Thursday, September 15, 2011
Not much of interest to blog about today, since everything I ate was leftovers (well, not the bacon, eggs, and spinach this morning, but bacon and eggs are hardly breaking news. Very nom nom nom-y, though!) I had a nice long walk to the train station this morning, saw an obnoxiously cute squirrel sitting on a picnic table eating an acorn. Winter must be coming soon! Pretty typical day. :)
I spent the evening cooking good hearty foods for the next few days. Butternut squash soup, spaghetti squash with meat sauce, baked sweet potato, and a salmon fillet. There is much work to be done on the grad school application front this weekend and I don't want to lose hours in the kitchen! Well, maybe a little time...I do still want to make shepherd's pie.... Anyway we've got the first taste of coldish weather rolling in this weekend and it's the perfect time to bust out some autumn friendly recipes. Mmm, autumn. The best season of the year!
Wednesday, September 14, 2011
First, The Good: my slow cooked pulled pork made with an on-the-fly no-recipe dry rub. The rub was about 1/2 unsweetened cocoa powder, 1/2 homemade "seasoning mix" that contained varying amounts of cumin, paprika, black pepper, salt, cinnamon, ground ancho chilis, and ground cayenne pepper. Basically whatever I had in my spice rack that sounded good. I ended up with about a tablespoon of dry rub and used it all on my pound of pork shoulder, wrapped the whole thing up tight in foil, and threw it in the toaster oven at 250F for about four hours. It came out mouthwateringly tender and surprisingly sweet, considering there was zero sugar in the dish. I threw it over a biiiiig bowl of baby lettuce with some cheddar cheese and salsa for lunch. Delicious!
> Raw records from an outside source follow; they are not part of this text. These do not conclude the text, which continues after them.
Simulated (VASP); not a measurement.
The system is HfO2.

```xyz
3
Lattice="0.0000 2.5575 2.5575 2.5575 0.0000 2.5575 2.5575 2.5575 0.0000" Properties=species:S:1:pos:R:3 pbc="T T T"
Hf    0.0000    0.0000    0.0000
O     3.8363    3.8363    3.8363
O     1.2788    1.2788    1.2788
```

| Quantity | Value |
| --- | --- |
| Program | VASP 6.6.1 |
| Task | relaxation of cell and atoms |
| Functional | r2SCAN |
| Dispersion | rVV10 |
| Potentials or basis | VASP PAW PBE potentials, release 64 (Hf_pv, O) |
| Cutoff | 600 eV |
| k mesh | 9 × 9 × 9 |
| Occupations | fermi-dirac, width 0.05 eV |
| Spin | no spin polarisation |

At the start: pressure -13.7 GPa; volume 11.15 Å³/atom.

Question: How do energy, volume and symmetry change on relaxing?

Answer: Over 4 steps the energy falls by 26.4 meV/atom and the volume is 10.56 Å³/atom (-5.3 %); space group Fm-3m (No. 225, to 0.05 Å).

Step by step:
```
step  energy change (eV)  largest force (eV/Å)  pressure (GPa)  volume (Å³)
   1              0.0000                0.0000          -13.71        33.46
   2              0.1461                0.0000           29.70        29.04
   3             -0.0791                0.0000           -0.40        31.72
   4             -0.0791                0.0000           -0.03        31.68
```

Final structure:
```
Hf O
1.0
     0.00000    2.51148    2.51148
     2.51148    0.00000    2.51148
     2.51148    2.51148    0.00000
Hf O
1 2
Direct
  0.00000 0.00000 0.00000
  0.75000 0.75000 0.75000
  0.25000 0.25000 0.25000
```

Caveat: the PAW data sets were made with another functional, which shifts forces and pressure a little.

On to The Bad: I think I have a cavity. I've been extremely negligent about going to the dentist, even though I now have dental insurance, and I fear all those years of ice cream and cookies have taken their toll. My molar is NOT happy about being poked, even by the soft bristles of my toothbrush. On a positive note...at least I'm finally getting to a dentist now? AND, as if that wasn't punishment enough, my french press broke in the sink last night! So I went out for a latte this morning, which made my tummy all rumbly. And then I had more teeth brushing to look forward to. Blergh.
And now for the Oh Thank God (yadda yadda yadda): I finally told my boss that I'm applying to go back to school! I've been trying to find a good time to bring it up for months now and her not knowing was starting to get ridiculous, since I needed to ask for a recommendation, but I finally found my moment today. It feels SO GOOD to have that off my chest and out in the open. Plus she was totally supportive and said she thinks it's a really good idea for me to go back, though she didn't want to encourage it because she likes having me work for her. I lol'd. The news did work its way through the rumor mill awfully quickly, though. But I think even that is for the best. I never regret being honest. :)
Oh, and one more bit of good...it wasn't my official "weekly weigh in" but I hopped on the scale after work, just out of curiosity, and I was all the way down to 138! Whoop whoop, primal is AWESOME! Rawr.
Tuesday, September 13, 2011
I got some great news today! The small farm/ranch that I've been buying my meat from at the farmer's market each week had an opening for their meat CSA from December - June and I got in off of the wait list! Yay! I thought I was going to have to drive for many miles to find high quality chemical free, pastured, grass finished meat and free range chickens when the farmer's markets packed up for the season, but instead I'll just have to walk across the street and pick up my cooler full of frozen healthy deliciousness! I will need to stock up to get through October and November but my freezer has plenty of space now that I'm not stockpiling Lean Cuisines and frozen ravioli. :)
For those of you who haven't encountered a CSA (I only just learned of them last year myself), it stands for "community supported agriculture." You usually run across them as a farm crop investment. You buy in at the start of the growing season, the farmer uses the money to get his fields planted, and then every month you go and pick up your share of veggies and fruits. It's a good way to support local small farmers and make yourself eat lots of fresh, seasonal produce. The downside is that you have to plunk down a large sum of money up front (usually in the hundreds of dollars), and if you don't have a large family you end up with WAY more produce than you can possibly consume! I have colleagues that split a farm share between two or three families, which is a great option if you can convince friends to go in on a share with you.
A meat CSA is exactly what you would expect it to be - you buy in for a certain amount of meat and then show up for your share every month. The only difference is that you can make smaller payments every month rather than paying up all at once, since the animals need to be fed year round, unlike fields of crops. :) Just like a produce CSA you don't get to pick what goes into your share but it's guaranteed to cover a range of cuts (e.g. steak/ bacon/ ground beef) and some variety of animals (beef/pork/lamb/chicken), depending on who took a turn to the slaughterhouse that month.
The farm also has open house days each season so you can "meet your meat." Six months ago I would have been completely horrified at the thought but since I started the paleo thang I've developed a much healthier relationship to my food! I'm glad to know that the meat I'm eating was once a cow that had a stress-free life with plenty of grass and sunshine, or that my chicken got to nest in a converted school bus while spending its days pecking and scratching around a farm yard.
Healthy animals make healthy meat which make for healthy people! So I've never been so happy to get in off a wait list before, and this has been one hell of a good primal-experiment day.